On March 30, 2018, the Board of Directors (the “Board”) of Acacia Research Corporation (“Acacia” or the “Company”) adopted resolutions expanding the Board from six to eight members and appointing Mr. Joseph E. Davis and Mr. Paul Falzone as members of the Board to fill the newly created seats on the Board. Mr. Davis was appointed as a Class I director to serve until the Company’s 2019 annual meeting of stockholders and until his successor is duly elected and qualified. Mr. Falzone was appointed as a Class II director to serve until the Company’s 2020 annual meeting of stockholders and until his successor is duly elected and qualified. The Board has determined that each of Messrs. Davis and Falzone is an independent director under applicable U.S. Securities and Exchange Commission (the “SEC”) and Nasdaq rules. The Board has also determined that Mr. Davis satisfies the independence criteria for Audit Committee members, as set forth in Rule 10A-3 under the Securities Exchange Act of 1934, as amended (the “Exchange Act”).
Mr. Davis will serve as a member of the Audit Committee and the Nominating and Governance Committee. Mr. Falzone will serve as a member of the Compensation Committee, the Nominating and Governance Committee and the recently created Strategic Review Committee. Concurrently with the appointment of Messrs. Davis and Falzone, Mr. Frank E. Walsh, III stepped down from the Audit Committee, but will continue to serve on the Board and the Nominating and Governance Committee and chair the Strategic Review Committee.

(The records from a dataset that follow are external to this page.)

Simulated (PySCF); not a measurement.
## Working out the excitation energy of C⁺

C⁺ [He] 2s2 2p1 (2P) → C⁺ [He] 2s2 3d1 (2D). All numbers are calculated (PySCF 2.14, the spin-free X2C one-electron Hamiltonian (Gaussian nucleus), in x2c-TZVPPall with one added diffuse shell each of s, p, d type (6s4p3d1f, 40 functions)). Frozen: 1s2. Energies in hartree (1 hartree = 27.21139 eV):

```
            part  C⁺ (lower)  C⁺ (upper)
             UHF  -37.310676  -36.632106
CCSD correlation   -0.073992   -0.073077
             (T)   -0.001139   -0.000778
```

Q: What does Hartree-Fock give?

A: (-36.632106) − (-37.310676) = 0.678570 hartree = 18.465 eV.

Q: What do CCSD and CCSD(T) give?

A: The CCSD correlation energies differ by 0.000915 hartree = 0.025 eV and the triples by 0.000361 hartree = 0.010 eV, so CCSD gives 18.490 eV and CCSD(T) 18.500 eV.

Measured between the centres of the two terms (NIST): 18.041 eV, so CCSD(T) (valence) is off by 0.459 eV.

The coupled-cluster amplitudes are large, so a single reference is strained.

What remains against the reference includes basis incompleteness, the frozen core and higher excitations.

Each of Messrs. Davis and Falzone will receive the standard compensation for his respective services at the same level as other non-employee directors of the Company, as described in our Proxy Statement on Schedule 14A filed with the SEC on May 1, 2017. Each of Messrs. Davis and Falzone is expected to enter into the Company’s standard form of indemnification agreement, which is attached as an exhibit to our Quarterly Report on Form 10-Q for the period ended June 30, 2012, filed with the SEC on July 30, 2012.
There is no arrangement or understanding between Mr. Falzone or Mr. Davis and any other persons or entities pursuant to which either of them was elected as a director. There have been no transactions, or currently proposed transactions, in which the Company was or is to be a participant and the amount involved exceeds $120,000, and in which Mr. Falzone or Mr. Davis, or any member of their respective immediate family, had or will have a direct or indirect material interest since the beginning of the Company’s last fiscal year.
A copy of the Company’s press release announcing the increase in the size of the Board and the appointment of Messrs. Davis and Falzone to the Board is attached hereto as Exhibit 99.1. Exhibit 99.1 shall not be deemed “filed” for purposes of Section 18 of the Exchange Act, nor shall it be deemed incorporated by reference in any filing under the Securities Act of 1933, as amended, or the Exchange Act, except as shall be expressly set forth by specific reference in such filing.
Important Additional Information and Where to Find It
This Current Report on Form 8-K may be deemed to contain solicitation material in respect to the solicitation of proxies from the Company’s stockholders in connection with the Company’s 2018 annual meeting of stockholders (the “Annual Meeting”). The Company intends to promptly file with the SEC its preliminary proxy statement and WHITE proxy card relating to the Annual Meeting. When such preliminary proxy statement is cleared by the SEC Staff, the Company intends to file with the SEC and mail to its stockholders a definitive proxy statement and accompanying WHITE proxy card in connection with the Annual Meeting. The definitive proxy statement will contain important information about the Company, the Annual Meeting and related matters. Stockholders may obtain a free copy of the definitive proxy statement and other documents that the Company files with the SEC (when available) on the SEC’s website, at www.sec.gov. INVESTORS AND STOCKHOLDERS ARE URGED TO READ THE DEFINITIVE PROXY STATEMENT, THE ACCOMPANYING WHITE PROXY CARD AND ANY OTHER RELEVANT SOLICITATION MATERIALS (WHEN THEY BECOME AVAILABLE) BECAUSE THESE DOCUMENTS WILL CONTAIN IMPORTANT INFORMATION.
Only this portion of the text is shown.